Whoops a daisy!

4 10 2011

As part of our master plan to make the most of joint retirement Chris and I have decided to spend one day a week seeking out places of interest, in and around ‘the Shire’, that we’ve never previously got around  to visiting or that have completely slipped beneath our radar.   

To be even-handed, we decided to take turns in choosing a weekly destination. And being a gent of the old school I let Chris have first pick.

You can imagine my delight when she came up with Picton Garden and Old Court Nurseries, home to the National Collection of Autumn Flowering Asters. That’s Michaelmas Daisies to a horticultural ignoramus like me!

‘Take your camera,’ Chris enthused, appealing to my interest in photography, ‘there are over 400 varieties… and I’ll drive!’  

The sun was out, the sky was blue and there wasn’t a cloud to spoil the view, as we took off on the thirty minute drive across the Malvern Hills. It was a day for the open road and an open-topped Morgan but we gave the Peugeot 101 – ‘roller-skate’ – an outing instead!

Picton was a picture. I have to say, I was pleasantly surprised at the spectacular array of Asters. I’m told they’re only out for a brief couple of weeks in the early autumn so it would have been a great pity to have missed such a colourful display.

I’m not great with colours (or so the kids tell me!) and there were countless pigmental variations. Michaelmas Daisies in more traditional darker shades of purple and mauve, with central golden discs, jostling with a brighter spectrum of blues, pinks, whites and yellows.

It’s surprising how quickly one can become an expert on these hardy perennials which thrive in well-drained sunny locations adding a late season splash of colour to the herbaceous border. I’ll be dispensing green-fingered advice, to ‘Gardener’s Question Time’ listeners, before you know it!

In need of lunchtime sustenance, rather than heading home, we sought out ‘The Kettle Sings’ . It’s a place we’d heard of but never tried, billed as a ‘licensed restaurant and tea room in a beautiful hillside location’.

A tea room with a view indeed! Tucked into the west-facing slope of the Malverns, it has a raised terrace overlooking a magnificent panorama of rolling Herefordshire countryside stretching towards the distant Black Mountains and the land where there be dragons!   

Chris made short work of a healthy looking prawn sandwich while I succumbed to a slice of iced lemon drizzle cake, both of us transfixed by a timeless vista unchanged since one Miss Millie Stephens first placed her kettle on the hob, back in 1928.      

Apparently (and here comes the history bit!) ‘The Kettle Sings’ was born out of a small workman’s cottage, built 1908, later extended, branded (with a name that still remains) and marketed by Millie as a fashionable English tea room for walkers on the hills. It soon proved a big hit with tourists and locals alike and remains so to this day, judging by the number of people jostling for Monday lunchtime tables.    

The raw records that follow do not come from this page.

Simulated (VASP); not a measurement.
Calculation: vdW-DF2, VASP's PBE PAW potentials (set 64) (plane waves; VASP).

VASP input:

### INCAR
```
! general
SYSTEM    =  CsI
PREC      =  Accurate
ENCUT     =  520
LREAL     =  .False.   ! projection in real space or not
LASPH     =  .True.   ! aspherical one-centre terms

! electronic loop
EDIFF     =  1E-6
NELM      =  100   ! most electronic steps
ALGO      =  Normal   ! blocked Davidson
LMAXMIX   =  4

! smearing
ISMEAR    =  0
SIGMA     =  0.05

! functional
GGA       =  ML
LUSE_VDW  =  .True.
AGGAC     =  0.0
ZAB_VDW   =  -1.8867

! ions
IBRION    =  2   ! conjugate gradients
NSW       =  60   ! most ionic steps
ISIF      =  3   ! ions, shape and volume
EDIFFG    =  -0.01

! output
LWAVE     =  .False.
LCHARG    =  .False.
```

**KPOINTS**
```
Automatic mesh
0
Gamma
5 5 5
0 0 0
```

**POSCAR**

It is widely believed that cycling enthusiast Sir Edward Elgar, would occasionally stop off here for an afternoon cup of tea and a slice of Victoria sponge, while drawing musical inspiration from its spectacular setting – an archetypal pastoral scene from England’s green and pleasant land.  

I’d like to think the great man’s cycle, rather like Harry Potter’s broomstick, was a ‘Nimrod’, and that Millie welcomed him at ‘the Kettle Sings’ without any pomp and circumstance, serving up her  hot buttered crumpets and home-baked scones with an enigmatic smile – or some such variation on a theme!    

What we do know, from ‘Elgar the Cyclist’, is that the composer purchased his first machine, a ‘Royal Sunbeam’ (a fixed wheel model with a polished black enamel finish), in August 1900, a month after his 43rd birthday, for the rather pricey sum of twenty one pounds ten shillings – no doubt cash in hand, but some time before the advent of a £20 banknote with his picture on the back!

Following a course of his and her lessons, the composer became hopelesly hooked on the bike whereas his wife, Alice, who never quite mastered the art of cycling, was rather less enamoured by the thought of pedalling miles along the muddy lanes and bumpy by-roads around ‘the Shire’.

However, Alice did keep a diary in which she records his first ride of the 1901 season, on March 14th, as being via Hanley to Upton on Severn!

So Chris has set the bar high and I’m already feeling the pressure to match her glorious array of Autumnal Asters and a historic tea room with a view that  spoke to England’s greatest composer.     

Watch this space for more travellers’ tales from in and around ‘the Shire’…




2 responses

4 10 2011
Another Phil

Always liked Michaelmas Daisies and they seem to delay the onset of the cooler weather……worked this year at least – guess they took your mind off the departure of the wally with the brolly. A marriage made in hell – can’t see him getting another job in English football, but neither can I see Forest attracting a quality manager

Admire your masterplan of visits

4 10 2011

Hi Phil
Good to hear from you again – hope things are going well.
I hoped but always doubted that the brollyman was the way forward. I’ll be posting my thoughts on the whole NFFC fiasco shortly – just holding fire to see if an appointment is made within the next few days!